BJP Exposed in Maharashtra Debacle
NOW that the three-day wonder of the Fadnavis government has disappeared, one can look back at the whole sordid episode for what lessons can be learnt.
happened on the night of November 23 and morning of 24 was a brazen assault on the constitution and democratic principles. More disturbingly, three constitutional authorities were involved in this self-incriminating project – the governor, the prime minister and the president of India. They all acted at the behest of the BJP and the interests of the ruling party at the centre rather than follow constitutional norms.
By swearing-in Devendra Fadnavis as the chief minister based on a bogus support letter provided by the NCP legislative party leader Ajit Pawar, governor Bhagat Singh Koshiyari misused his office to fulfill the intent of the party he belonged to. This was compounded by the manner in which he recommended the lifting of president’s rule in the middle of the night.

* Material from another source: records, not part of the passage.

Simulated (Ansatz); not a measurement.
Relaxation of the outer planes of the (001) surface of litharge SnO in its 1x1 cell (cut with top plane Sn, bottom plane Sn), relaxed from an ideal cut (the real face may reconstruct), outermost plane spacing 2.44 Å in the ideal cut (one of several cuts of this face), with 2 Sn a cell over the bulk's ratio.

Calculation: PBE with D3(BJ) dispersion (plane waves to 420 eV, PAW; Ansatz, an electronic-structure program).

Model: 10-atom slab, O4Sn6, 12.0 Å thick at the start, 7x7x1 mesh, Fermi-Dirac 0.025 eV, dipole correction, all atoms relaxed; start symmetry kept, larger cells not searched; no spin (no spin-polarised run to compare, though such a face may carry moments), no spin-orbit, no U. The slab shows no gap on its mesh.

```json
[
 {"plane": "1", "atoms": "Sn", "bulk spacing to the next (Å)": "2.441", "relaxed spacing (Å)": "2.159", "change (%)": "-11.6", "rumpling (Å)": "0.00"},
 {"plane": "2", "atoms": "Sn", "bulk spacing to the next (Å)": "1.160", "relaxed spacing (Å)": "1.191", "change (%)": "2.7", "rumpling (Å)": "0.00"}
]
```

The prime minister, Narendra Modi, got the assent for lifting presidential rule through without approval of the cabinet at 5.47 am in the morning. For this, he invoked the provision in the Government of India (Transaction of Business) Rules which provides for such an exigency on an emergent basis. The prime minister had no qualms in invoking this rule for effecting the midnight political coup.
Finally, the president of India, signed off on the lifting of president’s rule without satisfying himself that due process and norms had been followed.
All this was done to pre-empt the chances of a Shiv Sena-NCP-Congress alliance, which had a clear majority, coming to power.
However, this does not explain the extent of the assault on the constitution and parliamentary democracy. How was the BJP so confident that it could get away with this anti-democratic project? It was arrogantly cocksure, because it had full confidence that its deployment of money power and use of the corruption gambit, would ensure sufficient numbers to cross over.
The Maharashtra episode has revealed the depths to which the BJP uses big money and intimidation through State agencies to suborn political loyalties. The defection of Ajit Pawar is damning testimony. 48 hours after being sworn-in as the deputy chief minister, the Anti-Corruption Bureau dropped charges in nine cases in the irrigation scam against him. Earlier, Devendra Fadnavis, as an opposition MLA, had accused Pawar of being the “kingpin” behind the Rs 70,000 crore scam. It is reported that the BJP was willing to pay enormous sums of money for each NCP MLA to defect.
The BJP had suffered a similar setback in Karnataka last year, when it got the governor to swear-in Yediyurappa as chief minister. Only to have him resign when the Supreme Court ordered a floor test in 24 hours time.
This has, obviously, not chastened the BJP or its president Amit Shah. Back in power with a bigger majority and becoming the home minister has only emboldened the “Chanakya” to undertake more dirty tricks. But this hubris has resulted in a humiliating debacle.
The Supreme Court order for a floor test the very next day pricked the balloon of the unconstitutional and unrepresentative government. For the sake of democracy and the constitution, the court should look into the whole episode and pin down the culprits responsible.
For the people of India, the Maharashtra shenanigans have been an eye-opener about the anti-democratic, authoritarian character of the BJP and the RSS functionaries who lead it.
The new government headed by Uddhav Thackeray should work according to the Common Minimum Programme decided by the three- party alliance. This is what the people of Maharashtra expect it to do. This is all the more important since the constituents of the government hold ideologically opposing views.